One of the biggest concerns associated with all of the money being pumped into the system in the name of economic stimulus is inflation — or even hyper-inflation. Inflation can affect your personal finances in a very real way as costs rise and investment returns are eroded. With all of the cash being injected into the money supply, the value of our fiat currency becomes diluted, leading to inflation. Federal Reserve Chairman Ben Bernanke, however, is expressing confidence that inflation can be controlled.

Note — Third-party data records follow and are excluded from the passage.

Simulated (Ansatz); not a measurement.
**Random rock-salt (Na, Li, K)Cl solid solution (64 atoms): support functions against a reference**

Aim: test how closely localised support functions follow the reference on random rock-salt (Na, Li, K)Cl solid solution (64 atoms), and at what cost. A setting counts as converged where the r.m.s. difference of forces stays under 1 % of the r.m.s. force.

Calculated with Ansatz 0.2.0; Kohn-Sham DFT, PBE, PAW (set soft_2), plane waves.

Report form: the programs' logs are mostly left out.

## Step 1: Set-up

In an op-ed piece today that appeared in the Wall Street Journal, as well as in testimony before Congress, Bernanke said that the Fed has the tools it needs to combat inflation and provide a “smooth” exit strategy from economic stimulus efforts. CNN Money reports Bernanke’s sentiments:
“We are confident we have the necessary tools to withdraw policy accommodation, when that becomes appropriate, in a smooth and timely manner,” he said.
Chief among these is the Fed’s ability to pay interest on the reserves that banks hold at the Fed, Bernanke said. The interest rate the Fed pays on those reserves sets a floor under short-term rates.
If the Fed raises that rate, it can discourage banks from lending because banks will not want to lend money at rates lower than they can earn from the Fed, he explained.
In addition to raising rates, the Fed can also sell some of the long-term securities it is holding.
Of course, how you feel about this depends on whether you believe Bernanke can actually pull it off. Over time, some amount of inflation is unavoidable in scenarios of economic growth — especially when coupled with a fiat currency that is backed by nothing but promises and a general agreement that the money is “good”. However, the Fed (and other central banks) attempt to keep inflation to a an acceptable level so that it does not become an undue burden on the citizens of a country.
Do you think Bernanke’s exit strategy will work? Will we be able to avoid a large amount of inflation?